Posted on 05/15/2011 11:36:35 AM PDT by John Semmens

In a stunning reversal of nearly 800 years of common law, the Indiana Supreme Court ruled 3-2 that homeowners have no right to refuse entry to police at any time for any reason.

Writing for the majority, Justice Steven David asserted that “if a police officer wants to enter a home for any reason, or for no reason, the homeowner is not entitled to refuse, resist, or in any manner impede that entry. A right to resist an unlawful police entry into a home is against public policy and is incompatible with modern Fourth Amendment jurisprudence. The proper course for a homeowner who feels that an officer has acted illegally is to file a civil suit after the alleged improper entry has taken place.”

Justice David argued that “the archaic notion that a person’s home is his castle is an invitation to escalation. A situation in which police have executed a ‘no knock’ break-in into a home is already fraught with danger. If inhabitants think they have a right to resist, police may be compelled to deploy deadly force against what may turn out to be innocent parties. A uniform policy of obedience toward the police at all times would avoid this.”

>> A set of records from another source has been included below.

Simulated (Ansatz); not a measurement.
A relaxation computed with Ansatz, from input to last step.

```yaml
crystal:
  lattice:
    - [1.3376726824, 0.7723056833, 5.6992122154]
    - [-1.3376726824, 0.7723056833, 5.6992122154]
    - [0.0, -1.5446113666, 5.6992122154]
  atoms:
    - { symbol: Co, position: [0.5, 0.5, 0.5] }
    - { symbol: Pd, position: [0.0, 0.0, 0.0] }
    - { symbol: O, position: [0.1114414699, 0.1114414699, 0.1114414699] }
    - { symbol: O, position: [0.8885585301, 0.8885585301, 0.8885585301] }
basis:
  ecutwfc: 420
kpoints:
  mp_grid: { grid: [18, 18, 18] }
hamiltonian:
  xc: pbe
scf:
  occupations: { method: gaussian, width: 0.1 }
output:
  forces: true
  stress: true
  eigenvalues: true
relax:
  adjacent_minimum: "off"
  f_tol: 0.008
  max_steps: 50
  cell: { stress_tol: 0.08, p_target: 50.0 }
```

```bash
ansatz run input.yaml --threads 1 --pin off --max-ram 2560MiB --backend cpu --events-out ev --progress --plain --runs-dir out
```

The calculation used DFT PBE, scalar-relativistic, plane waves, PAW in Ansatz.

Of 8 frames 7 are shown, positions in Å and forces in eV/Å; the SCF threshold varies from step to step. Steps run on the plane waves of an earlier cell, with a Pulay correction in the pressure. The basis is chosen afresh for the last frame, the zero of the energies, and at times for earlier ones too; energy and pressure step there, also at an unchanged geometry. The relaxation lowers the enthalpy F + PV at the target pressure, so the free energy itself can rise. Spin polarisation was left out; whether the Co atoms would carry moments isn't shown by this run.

The Court was unmoved by evidence that in some home invasion robberies criminals pretend to be the police to help gain entry. “In such rare instances the victims could subsequently call the real police for assistance,” David wrote. “On balance, though, it is clear that in most instances cooperation with whoever is breaking into your home—whether it be criminals or the police—seems likely to be the safest option.”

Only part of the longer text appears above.